Tribune editorial: Utah’s government, private sector and predominant faith can pull together for our unsheltered population

The Utah Legislature did the math, faced the facts and came up with money and means to better shelter our homeless neighbors, cleaning up our streets and parks in the process.

In the end, it just didn’t add up.

Years ago, the state of Utah was tired of the clutter and crime that surrounded the big homeless shelter in Salt Lake City’s Rio Grande neighborhood. It was unpleasant to be around, didn’t seem to be helping the homeless that much and was an impediment to a profitable redevelopment of the area.

So, in 2019, the state bought the shelter, tore it down, sold the land for development, and replaced it with three shiny new “resource centers” in Salt Lake City and South Salt Lake. Those were supposed to do a better job, not just of keeping the homeless from starving and freezing, but of assessing the individual needs of every unsheltered human being, moving them through the system and into permanent housing.

Sounds good. But the new system started with a flashing red light.

The three resource centers had a combined 700 beds. That’s 400 beds fewer than were available at the old Rio Grande shelter. At a time when, because the total population of Salt Lake County was growing rapidly, and the cost of housing ever on the rise, we could expect the homeless population to soar as well.

Add to that the serious underfunding of the centers’ operations and the lack of new affordable and supportive housing for their clients, and the evidence of homelessness on the streets of the Capital City just kept getting worse.

So, in the session just ended, members of the Utah Legislature did the math, faced the facts and came up with money and means to better shelter our homeless neighbors, cleaning up our streets and parks in the process.

It was a remarkable accomplishment in a session otherwise marked by prurient priorities and distractions.

Lawmakers face the need for a new shelter

At the top of the list is a $25 million allocation for infrastructure that will include a new shelter operation of 600 to 800 beds. It is a necessary move that will ease human suffering as it makes it legal and ethical to enforce bans on camping in public places because there will be somewhere else for the homeless to go.

Added to the new camp of microshelters, which will soon grow from housing 50 people to 100 when it moves to its new location near 700 West and 500 South, it adds up to a huge step toward ending the annual do-si-do of finding extra beds for the homeless in the biting cold of Utah winters, closing them come spring, and looking for new shelter space the following fall.

State homelessness coordinator Wayne Niederhauser now faces the job of finding a spot for the new shelter. Given that part of the problem for those out to help the homeless has always been that nobody wants them nearby, that may be a heavy lift.

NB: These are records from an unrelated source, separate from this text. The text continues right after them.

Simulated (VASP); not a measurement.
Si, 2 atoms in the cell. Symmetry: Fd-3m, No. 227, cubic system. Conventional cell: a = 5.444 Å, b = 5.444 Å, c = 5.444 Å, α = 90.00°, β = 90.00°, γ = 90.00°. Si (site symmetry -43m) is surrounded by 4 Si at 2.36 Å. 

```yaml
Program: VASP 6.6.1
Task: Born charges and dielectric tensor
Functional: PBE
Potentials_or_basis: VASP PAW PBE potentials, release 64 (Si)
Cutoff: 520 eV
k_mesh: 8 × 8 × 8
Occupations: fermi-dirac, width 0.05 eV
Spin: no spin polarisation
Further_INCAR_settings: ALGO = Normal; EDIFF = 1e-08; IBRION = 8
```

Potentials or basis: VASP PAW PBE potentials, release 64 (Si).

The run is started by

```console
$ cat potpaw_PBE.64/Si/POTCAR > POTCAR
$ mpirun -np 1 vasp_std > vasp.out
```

There will be pressure to make it remote — not near residential, schools or retail property — and yet to make it accessible, so the homeless can get there, and get from there to transit, jobs, health care and other necessary things.

Lawmakers also approved a new streamlined management structure for homeless services, made it easier to commit the mentally ill for treatment without their consent and provide other services to those struggling with mental illness.

Another new law will also allow customers at state liquor stores to round up their purchases and give the money to homeless services. Which, given that alcohol often causes or exacerbates homelessness, is only logical and fair.

It helps, perhaps, the most of the legislative leaders behind the 2019 shift to resource centers have moved on, making it easier for today’s lawmakers to face that plan’s shortcomings.

Support from the rest of the community is needed, as well

It also helps that those outside the Legislature who were pushing for real solutions weren’t just the usual suspects of those who worry about the poor and dispossessed.

The shift was pushed by the downtown Salt Lake City business community, the Salt Lake Chamber and a group of private sector leaders calling themselves the Utah Impact Partnership.

The Impact Partnership, particularly, was in a position to promise some real philanthropic assistance for helping the homeless. But its members understandably didn’t want to follow through, with what’s become a $30 million pledge over two years, without some assurances that it wouldn’t be a worthless gesture toward a failing system.

Other local institutions should follow the Impact Partnership’s example. Most notably, The Church of Jesus Christ of Latter-day Saints. The church, after all, has a stock portfolio that dwarfs the holdings of even Utah’s richest entrepreneurs.

Like other players, the church would reasonably be reluctant to shoulder the entire burden itself.

But with government, the private sector and our predominant faith all pulling together, Utah can be much more than the “weird” place Gov. Spencer Cox envisions. It can become a light onto the nation.